Most people who become embroiled in divorce proceedings in Virginia hope that the emotional turmoil will end when the court enters its final judgment and decree. Unhappily for some divorcing couples, the entry of the judgment can mark the beginning of a new period of emotional stress centering on the enforcement of the court's order for child support.
Many persons who are ordered to pay child support do so exactly as the court orders; each payment is made on time and in the specified amount. Other ex-spouses treat the support order as nothing more than a nuisance. This attitude can cause significant anguish for the ex-spouse who is expecting the payments every month. What can be done?
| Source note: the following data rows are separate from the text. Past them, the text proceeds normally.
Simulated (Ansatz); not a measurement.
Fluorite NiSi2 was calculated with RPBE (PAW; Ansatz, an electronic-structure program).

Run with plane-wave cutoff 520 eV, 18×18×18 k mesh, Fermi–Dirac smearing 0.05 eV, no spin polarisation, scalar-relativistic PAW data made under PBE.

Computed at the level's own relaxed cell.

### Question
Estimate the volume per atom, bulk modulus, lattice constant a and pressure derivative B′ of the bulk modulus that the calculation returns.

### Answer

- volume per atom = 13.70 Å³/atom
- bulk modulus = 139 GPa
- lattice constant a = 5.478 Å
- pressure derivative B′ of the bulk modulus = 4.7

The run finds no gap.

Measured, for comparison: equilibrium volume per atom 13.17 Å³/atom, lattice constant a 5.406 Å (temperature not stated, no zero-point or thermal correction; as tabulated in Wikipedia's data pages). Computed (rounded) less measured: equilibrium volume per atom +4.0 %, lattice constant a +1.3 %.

Virginia operates the Department of Child Support Enforcement, a state agency that is charged with helping parents of minor children collect child support from delinquent parents. The DCSE has several potent administration tools at its command, including garnishment, placing a lien on real estate and arrest. Occasionally, resort to a court is necessary. An ex-spouse who fails to make court-ordered support payments faces a significant fine and potential incarceration if that parent ignores the court's order in an enforcement proceeding.
A further possibility is that one or both spouses have moved to another state. In such cases, the parent who is entitled to receive child support can invoke the Uniform Federal Family Support Act, a federal statute endorsed by all 50 states. Under this law, a parent can file a petition seeking payment of delinquent support. If the administrative prerequisites have been satisfied, a judge will sign the order and arrange for service on the delinquent spouse.